I am new to mlagents and pytorch, I’m using ml agent 0.28.0. Just got a new gpu too (well not new, but I picked up a cheap used nvidia one, the gt 730). And I built my binary from source since pytorch doesn’t support its compute compatibility. I wonder if there was a setting when building the binary to make pytorch utilize gpu more.
My issue is that the gpu is hardly being utilized at all while training. I am in the task manager, I can see only 6% of the gpu is being used and 100% cpu. Some 5.1 percent it by python from the command prompt.

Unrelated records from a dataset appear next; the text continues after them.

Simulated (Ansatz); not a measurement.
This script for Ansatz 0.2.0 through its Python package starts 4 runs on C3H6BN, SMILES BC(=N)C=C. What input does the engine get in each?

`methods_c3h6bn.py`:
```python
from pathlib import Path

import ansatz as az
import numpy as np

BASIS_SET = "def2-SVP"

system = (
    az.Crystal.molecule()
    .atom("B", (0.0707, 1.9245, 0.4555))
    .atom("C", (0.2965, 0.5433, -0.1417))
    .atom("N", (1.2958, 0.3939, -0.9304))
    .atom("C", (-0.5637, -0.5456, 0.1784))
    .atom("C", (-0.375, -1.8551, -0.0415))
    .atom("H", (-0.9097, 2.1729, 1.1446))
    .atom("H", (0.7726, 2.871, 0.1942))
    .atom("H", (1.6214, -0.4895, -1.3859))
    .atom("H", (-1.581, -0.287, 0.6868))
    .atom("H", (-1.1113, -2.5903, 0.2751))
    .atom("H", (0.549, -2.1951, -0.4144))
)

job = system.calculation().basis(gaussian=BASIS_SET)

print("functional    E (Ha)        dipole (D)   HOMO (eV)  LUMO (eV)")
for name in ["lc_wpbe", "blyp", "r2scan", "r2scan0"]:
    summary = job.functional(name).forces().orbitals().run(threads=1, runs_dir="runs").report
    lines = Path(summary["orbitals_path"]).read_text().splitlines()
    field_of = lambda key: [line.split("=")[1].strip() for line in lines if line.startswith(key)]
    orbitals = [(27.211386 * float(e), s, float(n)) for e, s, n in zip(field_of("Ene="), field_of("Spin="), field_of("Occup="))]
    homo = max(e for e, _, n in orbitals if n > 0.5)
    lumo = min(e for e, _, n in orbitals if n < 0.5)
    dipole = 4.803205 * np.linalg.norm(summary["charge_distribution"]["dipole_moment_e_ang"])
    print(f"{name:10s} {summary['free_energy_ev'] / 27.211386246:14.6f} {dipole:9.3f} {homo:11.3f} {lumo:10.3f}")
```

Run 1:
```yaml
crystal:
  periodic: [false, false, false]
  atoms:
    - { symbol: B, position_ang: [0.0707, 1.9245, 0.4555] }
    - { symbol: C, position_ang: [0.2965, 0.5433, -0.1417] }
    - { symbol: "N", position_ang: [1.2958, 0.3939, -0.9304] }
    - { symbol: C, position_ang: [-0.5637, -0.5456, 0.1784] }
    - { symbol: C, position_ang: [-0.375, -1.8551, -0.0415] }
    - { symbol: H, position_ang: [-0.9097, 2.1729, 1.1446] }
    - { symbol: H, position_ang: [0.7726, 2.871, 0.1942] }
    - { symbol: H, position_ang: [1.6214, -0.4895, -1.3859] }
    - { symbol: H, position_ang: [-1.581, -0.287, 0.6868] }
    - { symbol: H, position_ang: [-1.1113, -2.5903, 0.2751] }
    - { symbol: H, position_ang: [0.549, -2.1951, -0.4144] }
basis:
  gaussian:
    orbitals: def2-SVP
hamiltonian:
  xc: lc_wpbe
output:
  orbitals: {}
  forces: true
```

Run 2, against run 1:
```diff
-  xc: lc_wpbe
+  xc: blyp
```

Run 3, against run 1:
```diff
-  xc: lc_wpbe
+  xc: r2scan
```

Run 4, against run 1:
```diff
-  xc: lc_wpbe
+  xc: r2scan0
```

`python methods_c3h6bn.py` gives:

There is hardly any change in training speed from when I didn’t have the gpu. There are spikes in gpu usage as it starts to get stuck. The cpu goes down to 70% and gpu rises to 20%. Some memory is cleared. BTW can anyone recommend a better tool than task manager? I saw some where the task manager showed cuda usage, but I don’t have the option. I don’t even know if the vis obs I set are even being used. Unity ml-agents package 2.0.0, mlagents 0.28.0. Because vis obs are gpu heavy, and my game is 95% vis obs. gpu is between idle at 2% but spikes 10% without training. and 6% mostly when training. spikes to 20% for a sec before returning. I want to just off load the utilization to the gpu I want gpu to consistently at least use 45% by default and spike if necessary. Can I set any pytorch settings through command line before running? Should I rebuild with specific config settings?
Watching a video on youtube raises gpu usage by 35%, yet Cuda training is hardly budging it.
What helped me was increasing the number of environments to generate more data. Still that only works as long as your cpu is strong enough to create more data.
I figured it out.
It has to do with the batch size that is written to and processed by the GPU. While I was playing around with settings, I had odd numbers set in for the batch and buffer sizes. Batch was either too large that it would take 4 minutes to fill up and then return a Cuda out of memory error, or too small to utilize the gpu at all. I read from an other answer that this had to do with the batch size. Based on that I was able to calculate out how many steps to use a Gb and set it to utilize all 3 gb of my gpu. However, in the end I settled for the recommended 1024 step batch size, which doesn’t utilize all of the gpu, but I learned that I don’t need to utilize all of the gpu for training, it serves a specific purpose for processing the appropriate amount of data. Buffer size seems irrelevant in terms of cpu, gpu, memory, and storage usage, but the recommended size is 10240 (fraction of the batch) (I could be wrong, I did not assess the buffer size relationships well.).
Additionally, I want to mention that I took the training over to an AWS instance. The training time didn’t improve much as I’m now training 17 environments vs 5 at just half the time it took to 50k steps. I gave my AWS instance enough storage to handle a larger batch size, and buffer. Though it depends on how fast and how much info I need to set in order to train my AI, so I did not max out the gpu with a super large batch size. I do not know how to speed up the training from there and I could still use more advice here. The specs of the AWS instance are good on paper, but even with 17 envs, & not crashing, it isn’t training as fast as I had hoped.
So I’m trying to use CUDA during training but I cannot find an up-to-date guide on how to get everything working. I did install CUDA from Nvidia and I have a RTX3080 but the CUDA usage stays at 0% in the GPU monitor in Task Manager during training. Any way you can explain on how to get it working?
When I increased my batch size, I finally saw the gpu tick in to a higher amount after a few mins while waiting for the batch to fill up. IIRC CUDA in task manager is only shown for the newer gpus, and on the other hand it will tick and show usage regardless of how little your batch size is as long as training is taking place. So if it isn’t being utilized, then there maybe a problem with how you have configured the training, and you are not training at all. Make sure you are training with gpu. If you are, then re-check your unity configuration and code.